Restless Ambiance: Re-exploring Experimental Arts in Taiwan and Beyond

Restless Ambiance: Re-exploring Experimental Arts in Taiwan and Beyond


Introduction

From November 12th to 13th, 2022, the New Taipei City Art Museum (NTCAM) will host an international forum—Restless Ambiance: Re-exploring Experimental Arts in Taiwan and Beyond—with 18 domestic and foreign experts and scholars conversing and giving speeches.


The NTCAM forum aims to present the rich aspects of experimental arts in Taiwan during the 90s while establishing a space for new discourses. As a part of the art history research project carried out by NTCAM, participants at this forum will further discuss the topics based on the research on art development in New Taipei City and the recently published exhibition history book—"Exhibition in becoming: Taipei County art exhibition and experimental art."

  • “It is a bit like a wet market here. But it’s also like a large scoop of honey melting into the river after stirring. The sweet ambiance then evaporates in the city.”

The passage above is from the 1994 Taipei Broken Life Festival flyer. The ambiguous ambiance is like the portrayal of the entire era, providing a real yet imaginative reference for future generations of the time and space back in the 90s. Art development in the 90s was full of experimental traits. During the delicate and complex transition from authoritarian rule to democratization, artists collided with social boundaries sharply and boldly. Experimental theaters, performance arts, noises, visual arts, media, and independent journals broke new ground and profoundly impacted future generations.

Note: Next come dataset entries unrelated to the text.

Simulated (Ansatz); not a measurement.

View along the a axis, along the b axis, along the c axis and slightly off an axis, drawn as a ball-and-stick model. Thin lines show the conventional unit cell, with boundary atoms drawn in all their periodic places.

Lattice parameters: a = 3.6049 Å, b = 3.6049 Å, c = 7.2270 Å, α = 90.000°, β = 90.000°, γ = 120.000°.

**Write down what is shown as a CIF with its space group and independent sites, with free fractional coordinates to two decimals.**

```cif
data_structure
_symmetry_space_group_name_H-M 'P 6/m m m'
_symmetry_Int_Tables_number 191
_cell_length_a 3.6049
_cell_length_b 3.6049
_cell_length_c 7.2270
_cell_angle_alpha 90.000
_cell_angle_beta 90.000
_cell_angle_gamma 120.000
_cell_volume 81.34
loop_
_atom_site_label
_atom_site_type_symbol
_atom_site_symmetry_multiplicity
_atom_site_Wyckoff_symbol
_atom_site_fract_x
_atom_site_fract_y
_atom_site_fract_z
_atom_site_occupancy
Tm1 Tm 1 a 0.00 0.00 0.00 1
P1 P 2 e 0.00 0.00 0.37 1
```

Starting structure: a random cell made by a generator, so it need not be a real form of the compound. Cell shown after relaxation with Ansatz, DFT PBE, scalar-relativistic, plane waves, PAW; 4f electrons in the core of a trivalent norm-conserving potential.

When discussing the 90s, this forum will cover the lifting of martial law—a landmark event that established a new historical context. In addition, this forum will also discuss the 90s in a global context. Through international narratives, such as the geopolitics of the Cold War and the cultural flow facilitated by globalization, forum participants will reflect on how the art development in Taiwan responded to the local context while gradually growing into a unique appearance during that time. Meanwhile, Asian perspective and consciousness with internal reference gradually arose in the 90s; thus, speakers from Asia and experts in Asia research will be participating in the forum to share their research and find historical resonances.

Compared to the capital, Taipei County (present-day New Taipei City) is regarded as the "periphery," whether it be economic development, cultural development, or urban planning. However, it is also precisely due to these characteristics and conditions that this "land by the basin" became the best location for developing various art experiments.

Since 1992, the Taipei County Cultural Center implemented a series of reform measures on the Taipei County Art Exhibitions organized by the Center, turning the official salon representing the canon of art into the most crucial experimental exhibition platform during that time. For instance, starting "juror responsibilities" to review and criticize the art system when selecting works for exhibitions. The "environmental art" exhibition series with the theme of Tamsui River started a new paradigm of curating. Furthermore, various experimental contemporary art exhibitions and activities across domains emerged, such as the "New Formosa Art Festival." In addition to responding to the Taiwanization policy of the Taipei County government, these changes reflected the close relationship between experimental art and the progress of Taiwan's democratization. Chiang Po-Shin, a researcher in art history and the editor-in-chief of the NTCAM's exhibition history book—"Exhibition in becoming: Taipei County art exhibition and experimental art," will deliver a keynote speech on this topic. Art historians Guo Jau-lan and Dong Bingfeng will join him in the discussions.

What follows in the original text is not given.